There are various limitations of this technique, as the compatibility of injected water with connate water present in the reservoir, the injected water may also react with reservoir rocks leading to drilling pipe sticking, the produced hydrocarbon requires additional treatment for water separation.
- Gas Injection: Gas injection is the process of reinjecting produced natural gas into the reservoir. The gas is produced in an associated form with the production of crude oil. The injected gas increases the reservoir pressure and induces the crude oil's flow. Most of the wells present worldwide contain heavy crude oil, where crude oil doesn't flow easily. This process increases the production of these wells. The introduction of gas into the reservoir also allows gas molecules to mix with heavy crude oil, reducing its density and viscosity and increasing the pumpability. Carbon dioxide is also used for the injection purpose to reduce carbon emissions, a form of carbon sequestration.

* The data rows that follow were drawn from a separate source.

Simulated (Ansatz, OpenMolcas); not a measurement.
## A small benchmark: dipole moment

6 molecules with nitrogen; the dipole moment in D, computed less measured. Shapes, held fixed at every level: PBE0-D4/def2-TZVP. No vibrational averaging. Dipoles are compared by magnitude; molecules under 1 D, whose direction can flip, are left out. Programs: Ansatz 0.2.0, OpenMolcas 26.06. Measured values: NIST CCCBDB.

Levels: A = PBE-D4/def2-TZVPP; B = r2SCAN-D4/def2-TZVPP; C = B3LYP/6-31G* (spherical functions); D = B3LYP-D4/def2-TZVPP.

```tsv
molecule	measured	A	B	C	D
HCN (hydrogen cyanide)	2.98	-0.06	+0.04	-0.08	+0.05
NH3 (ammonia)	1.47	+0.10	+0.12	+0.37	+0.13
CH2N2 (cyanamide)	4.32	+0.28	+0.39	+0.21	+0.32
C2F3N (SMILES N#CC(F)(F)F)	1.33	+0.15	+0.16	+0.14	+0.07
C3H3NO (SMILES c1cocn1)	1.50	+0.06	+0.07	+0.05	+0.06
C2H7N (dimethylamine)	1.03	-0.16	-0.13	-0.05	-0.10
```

- Gas Lift: Gas lifting is another type of secondary recovery technique that is used to recover the remaining oil from the reservoir. The process uses an artificial lifting technique that involves the introduction of high-pressure gas into the production tubing to lift the oil along with other fluids. The gas which is introduced into the tubing reduces the hydrostatic pressure of the fluid column, allowing liquids present in the reservoir to enter into the wellbore with higher flow rates. The gas bubbles have a scrubbing action on the liquids present in the reservoir.
Continuous and intermittent are two basic types of gas lifts used in the industry depending on the gas injection pattern and producing characteristics of the well. The injected gas is recovered again at the separation stage. The technique can be effectively used in deviated wells. The process requires high capital investment and operating costs. Adequate gas supply is also required throughout the project's life for the gas lifting process to run efficiently.